This is not a complete biography. It is a brief account of some of the sexual orientation, gender and feminism-related events in my life. I don’t mean to hit every event in my life, not even every significant event. It is just a starting point.
My parents take me aside. They sit me down and tell me quite seriously that when I grow up, I can be absolutely anything I want to be. I think about it a minute and proclaim, “I want to be a daddy!”
“Except that,” they say. “But you can be a mommy.”
I cry inconsolably.
On our trip to visit my mother’s family in Gemany that year, she buys me a pair of lederhosen. When we go shopping for clothes, she outfits me with boy’s shoes. My hair is cut short, not falling below my ears.
I play with Matchbox cars and Lincoln Logs. Leon Toomey likes to come over to my house because he says I have all the boy’s toys.
My parents are true to their word. When I decide I want to be a professional baseball player, they don’t try to talk me out of it or suggest softball instead. My dad buys a bat, ball and glove and we head out to the back yard, but my career comes to an abrupt halt when I hit a “line drive up center” on my dad, felling him to the ground.
I’m panicked. I’ve just hurt him horribly, but I don’t know what I did. My dad is rolling on the grass, clutching his groin. “Daddy! I don’t know if you’re laughing or crying!”
He somehow manages to groan, “I don’t know, either.”
I run inside to tell my mom, who is hosting a get-together with her coworkers. I tell them what happened and what my dad said, and everyone starts to laugh. I’m mortified without even understanding why.

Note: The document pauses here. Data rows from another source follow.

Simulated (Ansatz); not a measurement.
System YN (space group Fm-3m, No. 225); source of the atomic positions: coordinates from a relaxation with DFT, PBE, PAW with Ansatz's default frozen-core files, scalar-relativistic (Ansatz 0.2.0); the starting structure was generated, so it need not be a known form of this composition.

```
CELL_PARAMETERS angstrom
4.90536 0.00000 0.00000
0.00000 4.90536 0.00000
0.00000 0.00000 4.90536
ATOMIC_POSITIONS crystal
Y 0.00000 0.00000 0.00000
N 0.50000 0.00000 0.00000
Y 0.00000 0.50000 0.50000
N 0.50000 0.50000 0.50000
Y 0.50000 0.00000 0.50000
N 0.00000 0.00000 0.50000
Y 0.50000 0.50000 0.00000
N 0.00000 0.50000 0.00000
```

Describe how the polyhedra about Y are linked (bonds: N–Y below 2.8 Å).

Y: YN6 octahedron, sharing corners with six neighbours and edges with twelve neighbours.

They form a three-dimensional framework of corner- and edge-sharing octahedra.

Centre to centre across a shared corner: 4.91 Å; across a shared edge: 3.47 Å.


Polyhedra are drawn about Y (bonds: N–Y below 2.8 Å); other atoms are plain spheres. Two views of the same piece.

I never play baseball again.
This thing called puberty is coming. I know because my mom bought me a book. I’m told I’m going to get something called “my period” and I’m going to grow breasts. I can hardly wait, because it means I’m growing up.
That summer, my parents and I take a weekend trip. I swim in the pool while my parents nap, and we’re to meet at a certain time in the hotel’s bar. I get there early, and some older man buys me “a drink” — just a soda — and calls me pretty. My parents show up and swoop in to take me away.